Andreas Oehler at Fahrradzukunft made some efficiency measurements of some well run in IGH’s (Rohloff Speedhub 14 ca 5,000km, Alfine 11 ca 3,000km), at their different gear ratios compared to single speed and derailleur gearing: http://fahrradzukunft.de/16/wirkungsgradmessungen-an-nabenschaltungen
In part 2 he measured and compared the Rohloff Speedhub 14, Alfine 11, Inter 8 and NuVinci N360: http://fahrradzukunft.de/17/wirkungsgradmessungen-an-nabenschaltungen-2
In part 3 he measured and compared the Pinion 1.18 to Rohloff Speedhub 14, Alfine 11, and Inter 8: http://fahrradzukunft.de/20/wirkungsgradmessungen-an-nabenschaltungen-3
Overall lesser efficiency at 50W is likely due to proportional higher losses from seals, chain tensioner, gears, ect (eg if you have overall gear train losses of 10W, you got proportional higher overall losses at 50W power input than at 200W power input)
The articles are in German, but Google Translate will make them readable in Englisch. Take some time to understand the grafic’s. They might look a bit confusing at first.
The graphics show, the Rohloff isn’t just the most expensive IGH with the highest gear count (exept the bottom bracket mounted Pinion 1.18), it got the smallest efficiency losses, regardless of power transmission, as well.

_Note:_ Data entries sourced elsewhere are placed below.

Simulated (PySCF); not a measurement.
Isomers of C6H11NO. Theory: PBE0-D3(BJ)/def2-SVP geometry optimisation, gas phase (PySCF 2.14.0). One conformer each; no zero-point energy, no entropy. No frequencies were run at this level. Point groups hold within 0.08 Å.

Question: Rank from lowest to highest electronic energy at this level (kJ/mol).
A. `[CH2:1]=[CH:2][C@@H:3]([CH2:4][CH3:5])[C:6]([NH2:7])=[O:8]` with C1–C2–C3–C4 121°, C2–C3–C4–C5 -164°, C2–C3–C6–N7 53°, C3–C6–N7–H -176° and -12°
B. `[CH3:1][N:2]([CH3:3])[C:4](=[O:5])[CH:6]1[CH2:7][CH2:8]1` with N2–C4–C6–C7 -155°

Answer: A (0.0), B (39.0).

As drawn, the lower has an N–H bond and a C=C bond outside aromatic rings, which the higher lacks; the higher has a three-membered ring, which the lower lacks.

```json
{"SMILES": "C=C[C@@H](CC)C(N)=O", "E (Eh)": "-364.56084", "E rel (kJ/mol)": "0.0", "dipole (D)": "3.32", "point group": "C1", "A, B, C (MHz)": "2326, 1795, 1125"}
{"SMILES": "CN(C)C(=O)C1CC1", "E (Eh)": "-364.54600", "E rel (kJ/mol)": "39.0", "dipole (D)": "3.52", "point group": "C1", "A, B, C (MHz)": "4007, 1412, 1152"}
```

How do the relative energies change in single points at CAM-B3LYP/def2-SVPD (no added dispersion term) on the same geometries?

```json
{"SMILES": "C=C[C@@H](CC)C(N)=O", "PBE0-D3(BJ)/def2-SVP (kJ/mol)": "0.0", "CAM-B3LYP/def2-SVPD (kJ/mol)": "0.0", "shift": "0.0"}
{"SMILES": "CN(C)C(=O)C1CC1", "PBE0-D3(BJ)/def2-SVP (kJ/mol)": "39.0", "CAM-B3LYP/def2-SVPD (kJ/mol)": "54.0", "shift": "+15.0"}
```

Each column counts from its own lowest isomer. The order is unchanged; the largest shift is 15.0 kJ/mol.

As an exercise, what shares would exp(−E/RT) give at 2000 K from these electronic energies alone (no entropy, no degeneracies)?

You might take these measurements with a grain of salt. Tester Andreas Oehler himself mentioned at the end of part 1 some potential measurement errors. Regardless, I find these comparisons highly interesting, even if the actual measurements aren’t 100% correct. Even if it where, his clean chain drive might have diffent losses than my dirty chain drive. In my view it is enough to see a more or less correct tendency in efficiency differences between the different drive train variants.